The winter of 1938-1939 was one of the mildest on record in Liberty County. In early February azaleas started blooming two months early all over the county. Three weeks went by without low temperatures or frost. It was perfect weather for a horse show presented by the Liberty Independent Troop at the National Guard Armory in Hinesville on George Washington’s birthday.
Tourist traffic on U.S. Highway 17 through Liberty County was so heavy at times during the winter of 1938-39 that it was sometimes impossible to cross the highway. Baseball was 100 years old in 1939. Top popular songs of the year were “Two Sleepy People,” “September Song,” and “God Bless America.”

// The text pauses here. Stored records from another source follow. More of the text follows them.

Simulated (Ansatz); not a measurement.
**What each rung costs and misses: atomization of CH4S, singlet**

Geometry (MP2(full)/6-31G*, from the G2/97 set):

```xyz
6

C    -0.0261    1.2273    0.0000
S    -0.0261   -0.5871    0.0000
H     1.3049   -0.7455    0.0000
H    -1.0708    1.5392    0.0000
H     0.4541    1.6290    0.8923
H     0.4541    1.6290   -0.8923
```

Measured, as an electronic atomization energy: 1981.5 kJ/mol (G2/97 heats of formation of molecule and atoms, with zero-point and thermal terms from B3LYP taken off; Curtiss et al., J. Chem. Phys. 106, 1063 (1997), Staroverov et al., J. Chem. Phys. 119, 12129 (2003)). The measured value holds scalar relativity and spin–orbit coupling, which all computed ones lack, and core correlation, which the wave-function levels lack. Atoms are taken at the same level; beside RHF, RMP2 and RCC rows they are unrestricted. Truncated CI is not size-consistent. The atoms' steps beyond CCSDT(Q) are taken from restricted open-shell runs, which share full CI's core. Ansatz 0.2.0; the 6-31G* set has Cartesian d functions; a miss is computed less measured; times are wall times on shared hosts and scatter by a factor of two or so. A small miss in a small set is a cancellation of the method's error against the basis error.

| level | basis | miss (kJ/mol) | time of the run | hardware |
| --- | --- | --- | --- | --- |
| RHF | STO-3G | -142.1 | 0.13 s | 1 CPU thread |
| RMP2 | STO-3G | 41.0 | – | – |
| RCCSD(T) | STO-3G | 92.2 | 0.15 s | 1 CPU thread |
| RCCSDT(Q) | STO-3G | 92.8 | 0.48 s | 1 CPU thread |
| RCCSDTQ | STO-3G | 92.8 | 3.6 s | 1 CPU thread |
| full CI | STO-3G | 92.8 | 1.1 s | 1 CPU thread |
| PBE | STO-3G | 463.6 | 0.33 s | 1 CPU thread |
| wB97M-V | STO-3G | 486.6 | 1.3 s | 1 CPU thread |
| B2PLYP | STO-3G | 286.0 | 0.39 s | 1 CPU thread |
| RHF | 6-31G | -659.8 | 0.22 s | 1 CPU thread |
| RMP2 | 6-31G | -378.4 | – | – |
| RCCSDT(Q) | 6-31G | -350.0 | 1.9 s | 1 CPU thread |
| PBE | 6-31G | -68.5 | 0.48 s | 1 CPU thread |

Many Liberty County property owners were unable to pay their taxes during the ninth year of the economic depression. Seldom a week went by that property was not sold by the county sheriff in front of the Liberty County Courthouse to satisfy state, county, school, and local taxes.
One of the most important social events of the year in Liberty County in 1939 was the President’s Birthday Ball, held in the National Guard Armory at Hinesville. It was a part of the National Infantile Paralysis Campaign, and was held in conjunction with the birthday of President Franklin D. Roosevelt, the most famous polio victim in America. The event was sponsored by a Liberty County committee under the aegis of Andrew A. Smith of Savannah, Georgia, the district trustee. An orchestra played music for dancing. There was a small charge for admission. The ladies wore evening dresses and the men wore coats and ties.
The law establishing the Coastal Highway District was amended on March 20, 1939, to provide for widening and reconstruction of U.S. Highway 17 in some areas. So many accidents occurred at a spot between Richmond Hill and Savannah that it came to be called “Dead Man’s Curve.” There was also a need to widen the highway between Midway Church and its cemetery. That meant the church building would have to be moved.